European shares were lower at midday on Tuesday, with banks the major losers after Qatar cut its stake in British bank Barclays (BARC.L).

By 1046 GMT, the pan-European FTSEurofirst 300 .FTEU3 index of top shares was down 0.1 percent at 1,025.57 points after rising to its highest close since Oct. 3, 2008 on Monday.

The benchmark index is still up nearly 59 percent from its lifetime low on March 9, but down 37 percent since reaching its mid-2007 peak.

It is a relatively modest fall. It is possibly just a bit of profit taking after what has been a very strong rally, said Peter Dixon, economist at Commerzbank.

Banks took the most points off the index. Barclays fell 5 percent after Qatar sold 379 million shares worth over 1.3 billion pound ($2.1 billion), stoking speculation it might use a big profit to make a move on British food retailer Sainsbury (SBRY.L).

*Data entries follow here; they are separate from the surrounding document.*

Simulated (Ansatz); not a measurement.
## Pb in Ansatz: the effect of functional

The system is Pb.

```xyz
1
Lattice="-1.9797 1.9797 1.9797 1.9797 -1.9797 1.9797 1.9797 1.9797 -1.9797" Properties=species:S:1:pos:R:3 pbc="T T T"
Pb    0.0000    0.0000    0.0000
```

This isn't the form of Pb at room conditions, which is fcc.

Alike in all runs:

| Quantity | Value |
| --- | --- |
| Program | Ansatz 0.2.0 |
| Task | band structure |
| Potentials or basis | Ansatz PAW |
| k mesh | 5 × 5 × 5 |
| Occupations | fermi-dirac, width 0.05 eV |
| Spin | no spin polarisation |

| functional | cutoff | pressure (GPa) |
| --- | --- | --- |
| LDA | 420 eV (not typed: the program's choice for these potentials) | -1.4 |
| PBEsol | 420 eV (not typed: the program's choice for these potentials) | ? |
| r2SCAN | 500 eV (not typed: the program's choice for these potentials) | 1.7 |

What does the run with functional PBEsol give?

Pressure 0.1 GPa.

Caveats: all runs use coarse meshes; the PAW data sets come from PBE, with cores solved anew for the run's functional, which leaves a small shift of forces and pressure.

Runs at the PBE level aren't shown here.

HSBC (HSBA.L), Credit Suisse (CSGN.VX), and Credit Agricole (CAGR.PA) were down 0.8-1.9 percent.

Drugmakers were under pressure. Actelion (ATLN.VX) lost 3.3 percent after sales of its most important drug disappointed in the third quarter. 

Oils dipped as crude CLc1 retreated 0.4 percent. BG Group (BG.L), BP (BP.L), Royal Dutch Shell (RDSa.L) and Cairn Energy (CNE.L) were 0.6-1.7 percent lower.

SAINSBURY GAINS

On the upside, food retailers were in demand. Sainsbury was up 5.2 percent following the Qatar speculation, while Tesco (TSCO.L), Casino (CASP.PA) and Carrefour (CARR.PA) gained 1.5-1.7 percent.

But, Dutch grocer Ahold (AHLN.AS) slipped 2.8 percent after sales grew more slowly in the third quarter as food prices fell and recession-hit shoppers switched to cheaper goods, especially in the United States. 

Media stocks were on the rise, with British publishing group Pearson (PSON.L) 2.1 percent higher after raising full-year guidance, saying it now expected adjusted earnings to be at or above 60 pence per share following a strong performance from its education business. 

The technical analysts I talk to are still convinced that there is momentum behind the rally, said Andy Lynch, fund manager at Schroders.

A strong earnings report from Texas Instruments (TXN.N) injected optimism about recovery in the chip industry.

Chip design company ARM (ARM.L) was up 3.4 percent, while chipmaker Infineon (IFXGn.DE) was 1.7 percent higher and STMicroelectronics (STM.PA) gained 0.2 percent.

Across Europe, the FTSE 100 .FTSE index, Germany's DAX .GDAXI and France's CAC 40 .FCHI were all down 0.2 percent.